All of lore.kernel.org
 help / color / mirror / Atom feed
* Xen/ARM API issue (page size)
@ 2021-07-08  0:32 Elliott Mitchell
  2021-07-08  1:05 ` Andrew Cooper
  0 siblings, 1 reply; 5+ messages in thread
From: Elliott Mitchell @ 2021-07-08  0:32 UTC (permalink / raw)
  To: xen-devel

Hopefully I'm not about to show the limits of my knowledge...

Quite a few values passed to Xen via hypercalls include a page number.
This makes sense as that maps to the hardware.  Problem is, I cannot help
but notice aarch64 allows for 4KB, 16KB and 64KB pages.

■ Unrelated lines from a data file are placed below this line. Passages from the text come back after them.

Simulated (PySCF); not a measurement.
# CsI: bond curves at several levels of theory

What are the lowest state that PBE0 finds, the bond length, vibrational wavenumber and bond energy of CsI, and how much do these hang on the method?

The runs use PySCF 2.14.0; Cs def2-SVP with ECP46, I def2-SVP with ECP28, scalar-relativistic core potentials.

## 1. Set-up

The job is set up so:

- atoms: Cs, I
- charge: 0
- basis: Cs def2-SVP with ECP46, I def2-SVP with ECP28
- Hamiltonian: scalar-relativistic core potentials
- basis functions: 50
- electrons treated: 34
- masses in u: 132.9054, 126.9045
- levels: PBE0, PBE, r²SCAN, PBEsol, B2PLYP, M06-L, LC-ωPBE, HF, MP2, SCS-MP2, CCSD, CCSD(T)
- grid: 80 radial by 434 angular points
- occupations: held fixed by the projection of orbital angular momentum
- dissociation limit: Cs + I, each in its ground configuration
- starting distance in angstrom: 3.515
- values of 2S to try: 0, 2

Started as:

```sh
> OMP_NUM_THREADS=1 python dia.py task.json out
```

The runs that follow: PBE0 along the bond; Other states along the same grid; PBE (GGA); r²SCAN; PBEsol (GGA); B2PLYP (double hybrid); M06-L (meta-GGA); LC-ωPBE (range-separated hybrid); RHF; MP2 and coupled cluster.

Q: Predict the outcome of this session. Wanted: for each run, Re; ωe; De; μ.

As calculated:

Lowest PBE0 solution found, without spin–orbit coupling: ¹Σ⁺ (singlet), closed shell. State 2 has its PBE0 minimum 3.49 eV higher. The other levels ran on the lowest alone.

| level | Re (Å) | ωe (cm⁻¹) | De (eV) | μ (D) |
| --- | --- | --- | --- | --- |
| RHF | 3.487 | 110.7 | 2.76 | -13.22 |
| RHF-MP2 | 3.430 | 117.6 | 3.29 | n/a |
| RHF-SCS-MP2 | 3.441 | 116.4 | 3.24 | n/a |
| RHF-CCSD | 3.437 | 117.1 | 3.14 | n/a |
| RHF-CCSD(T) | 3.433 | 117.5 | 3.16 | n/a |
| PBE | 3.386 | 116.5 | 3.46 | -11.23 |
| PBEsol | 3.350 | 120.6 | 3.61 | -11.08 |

I don't know how flexible aarch64 is.  I don't know whether an aarch64
core can support multiple page sizes.  My tentative reading of
information seemed to suggest a typical aarch64 core /could/ allow
multiple page sizes.

What happens if a system (and Xen) is setup to support 64KB pages, but a
particular domain has been built strictly with 4KB page support?

What if a particular domain wanted to use 64KB pages (4KB being too
granular), but Xen was set to use 4KB pages?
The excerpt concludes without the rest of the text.